…It’s too soon to render final judgment on the nearly 1,000-page bill representing nearly $1 trillion in spending over the next decade, but results so far are calling into question the claims by the bill’s proponents that it would rein in costly agricultural subsidies. As noted by the Washington Post editorial page, a new report from the Food and Agricultural Policy Research Institute at the University of Missouri finds that far from tamping down farm subsidies, the new law is boosting them, by a lot.

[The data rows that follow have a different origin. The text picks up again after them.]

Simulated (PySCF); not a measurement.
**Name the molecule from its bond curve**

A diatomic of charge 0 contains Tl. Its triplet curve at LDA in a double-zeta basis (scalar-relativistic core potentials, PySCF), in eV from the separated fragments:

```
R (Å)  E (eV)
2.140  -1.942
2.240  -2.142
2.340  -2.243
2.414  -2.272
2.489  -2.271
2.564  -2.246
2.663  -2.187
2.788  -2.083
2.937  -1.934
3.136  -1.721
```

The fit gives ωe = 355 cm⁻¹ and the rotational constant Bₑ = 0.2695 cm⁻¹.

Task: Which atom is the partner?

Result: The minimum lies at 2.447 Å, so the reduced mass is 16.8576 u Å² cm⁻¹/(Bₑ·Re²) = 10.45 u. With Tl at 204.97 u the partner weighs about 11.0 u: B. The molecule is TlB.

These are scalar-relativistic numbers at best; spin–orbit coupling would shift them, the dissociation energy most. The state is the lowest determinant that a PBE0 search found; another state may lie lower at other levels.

The law replaced direct payments to farmers, which were unquestionably in need of reform, with new subsidized crop insurance programs that proponents argued would be more efficient and rationalized, saving taxpayers $23 billion over the long term. But an analysis of the Missouri report by the Environmental Working Group projects that those insurance programs will pay out more than $24 billion between 2014 and 2018, $2.4 billion more than the tab for direct payments in the five years before the law took effect. It also found that the total payout for crop insurance subsidies over the next decade will be $85 billion, a 27 percent increase over the $67 billion paid out over the previous decade for the more limited insurance programs in place then. For 2014 alone, corn growers in much of Ohio, Iowa, Minnesota, and Kansas are to receive payouts of $60 to $200 per acre under the crop insurance program, many multiples of the average $24 per acre they received under the direct payment program, according to a separate report from the University of Illinois [Alec MacGillis, “Farmer’s Market,” Slate, 2015.03.17].
What’s Kristi’s husband do for a living again? Oh yeah, crop insurance.
Democrats, you’re writing all of this down, right? You’re going to find a candidate who can explain all this in 2016, right?